30 Aug 03 - 01:08 AM (#1010628)
Subject: BS: Did you ever wonder
From: Amergin

Did you ever wonder where the term "Falling off the wagon" came from? Well, wonder no longer...

Many many years ago there was a farmer named Thom Kin who had twenty bundles of joy running around his place ten boys and ten girls. Since he had a pretty good sized plot of land they would all help out with the daily chores and he had enough food (even after the taxman came around) to feed them all and trade for other goods on Market day.

Market Day was the only time he would go into town. He would load up the wagon with all the goods he wanted to trade off, but since there was so much stuff in the wagon...and 20 kids there was only room in the wagon for Thom Kin and his wife. So he would line the boys and girls on each side of the waggon, ranging from biggest to smallest and they would pull the wagon into town.

Well, Thom kin was not above letting the womenfolk trade the goods while he went into the local pub with the other farmers to discuss the farming busniness and gossip about who had a new kid and who died and who's cow got sick and who got bit by a spider, and whatever else farmers have to gossip about. At the end of the day he would be seen staggering out of the local and back to where his wagon was. The biggest of the kids would have to help him into the wagon, somtimes three or four times before he was finally settled in.

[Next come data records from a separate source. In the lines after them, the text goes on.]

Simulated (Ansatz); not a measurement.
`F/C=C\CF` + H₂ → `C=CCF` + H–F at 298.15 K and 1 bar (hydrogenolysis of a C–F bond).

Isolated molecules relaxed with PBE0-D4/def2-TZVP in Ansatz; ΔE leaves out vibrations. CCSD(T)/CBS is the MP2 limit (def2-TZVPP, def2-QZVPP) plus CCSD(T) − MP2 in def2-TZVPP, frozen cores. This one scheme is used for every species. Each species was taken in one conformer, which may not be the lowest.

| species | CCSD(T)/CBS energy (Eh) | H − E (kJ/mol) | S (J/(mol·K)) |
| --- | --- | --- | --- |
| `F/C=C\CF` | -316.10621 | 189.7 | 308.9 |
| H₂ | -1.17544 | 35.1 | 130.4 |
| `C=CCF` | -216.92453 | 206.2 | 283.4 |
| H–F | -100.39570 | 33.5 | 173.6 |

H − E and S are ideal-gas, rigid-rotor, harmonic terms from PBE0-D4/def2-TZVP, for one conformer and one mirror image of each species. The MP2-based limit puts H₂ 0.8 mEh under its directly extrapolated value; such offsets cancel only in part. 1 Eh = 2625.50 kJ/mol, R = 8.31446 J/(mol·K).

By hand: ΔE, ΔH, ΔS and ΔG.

Unfortunately, he rarely stayed there. It was a common sight to see him stand up and singing at the top of his slurring lungs, and then falling off the wagon. The other farmers and townsfolk would just chuckle and say "Old Thom Kin's fallen off the wagon again."

Now you know.

30 Aug 03 - 05:15 AM (#1010680)
Subject: RE: BS: Did you ever wonder

"The original version of this expression 'on the water wagon' or 'water cart,' which isn't heard anymore, best explains the phrase. During the late 19th century, water carts drawn by horses wet down dusty roads in the summer. At the height of the Prohibition crusade in the 1890s men who vowed to stop drinking would say that they were thirsty indeed but would rather climb aboard the water cart to get a drink than break their pledges. From this sentiment came the expression 'I'm on the water cart,' I'm trying to stop drinking, which is first recorded in, of all places, Alice Caldwell Rice's 'Mrs. Wiggs of the Caggage Patch' (1901), where the consumptive Mr. Dick says it to old Mrs. Wiggs. The more alliterative 'wagon' soon replaced cart in the expression and it was eventually shortened to 'on the wagon.' 'Fall off the (water) wagon' made its entry into the language almost immediately after its abstinent sister."

From the "Encyclopedia of Word and Phrase Origins" by Robert Hendrickson

30 Aug 03 - 11:58 AM (#1010785)
Subject: origins: falling off wagon, riding water wagon
From: wysiwyg

Good work folks!

Note change of subject line to make searches easier, later.


02 Sep 03 - 01:53 AM (#1010982)
Subject: RE: BS: Did you ever wonder
From: Amergin

that's ok...i made my story up anyways.... ;)

02 Sep 03 - 09:07 AM (#1011154)
Subject: RE: BS: Did you ever wonder
From: Rapparee

All the good stories are made up. Sometimes I think that all of history is made up.

02 Sep 03 - 09:15 AM (#1011159)
Subject: Off the Wagon
From: GUEST,MMario

I like 'gin's version better...

02 Sep 03 - 12:06 PM (#1011276)
Subject: RE: BS: Did you ever wonder
From: Liz the Squeak

I think I prefer the dusty road!

LTS - who has rediscovered the joys of beer.

02 Sep 03 - 07:50 PM (#1011658)
Subject: RE: BS: Did you ever wonder
From: LadyJean

I'm still cleaning up from the S.C.A.'s Pensic war in August, where a water wagon goes down the roads (When it isn't raining.) to damp down the dust. I don't drink at Pensic. Alcohol and antihistimines don't go well together. But I'll stay off the water wagon too, thank you.